RE: [Haskell-cafe] Re: Bound threads

On 01 March 2005 11:21, Marcin 'Qrczak' Kowalczyk wrote:
Marcin 'Qrczak' Kowalczyk
writes: Why is the main thread bound?
I can answer myself: if the main thread is unbound, the end of the program can be reached in a different OS thread, which may be a problem if we want to return cleanly to the calling code.
I've now implemented a threaded runtime in my language Kogut, based on the design of Haskell. The main thread is bound. The thread which holds the capability performs I/O multiplexing itself, without a separate service thread.
We found that doing this was excessively complex (well, I thought so anyway). The problem is, when there is no other work to do but there are outstanding I/O requests to wait for, the thread holding the capability has to wait in select(). But then, another OS thread making an external call into Haskell has to somehow indicate that it needs the capability, and wake up the thread blocked in select(). It can do this with a pipe, but then you still have the problem that each call-in requires a context switch, which is sub-optimal if you're implementing a library in Haskell to be called from another language.

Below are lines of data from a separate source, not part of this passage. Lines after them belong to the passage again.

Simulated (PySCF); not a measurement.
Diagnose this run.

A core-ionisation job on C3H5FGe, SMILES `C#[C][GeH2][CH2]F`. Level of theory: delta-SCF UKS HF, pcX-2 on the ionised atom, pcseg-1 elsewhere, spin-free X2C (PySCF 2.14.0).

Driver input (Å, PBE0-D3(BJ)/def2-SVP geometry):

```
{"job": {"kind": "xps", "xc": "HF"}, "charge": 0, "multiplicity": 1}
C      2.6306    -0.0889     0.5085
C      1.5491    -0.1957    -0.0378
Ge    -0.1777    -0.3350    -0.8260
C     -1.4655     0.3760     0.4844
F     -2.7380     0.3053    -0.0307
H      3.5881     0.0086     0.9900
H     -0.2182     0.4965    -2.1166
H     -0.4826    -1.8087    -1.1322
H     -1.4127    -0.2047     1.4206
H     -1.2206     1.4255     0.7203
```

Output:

Producer/consumer ping-pong is 15 times slower between threads running on different OS threads than on two unbound threads.
You might also want to measure throughput of call-ins. Cheers, Simon

"Simon Marlow"
I've now implemented a threaded runtime in my language Kogut, based on the design of Haskell. The main thread is bound. The thread which holds the capability performs I/O multiplexing itself, without a separate service thread.
We found that doing this was excessively complex (well, I thought so anyway).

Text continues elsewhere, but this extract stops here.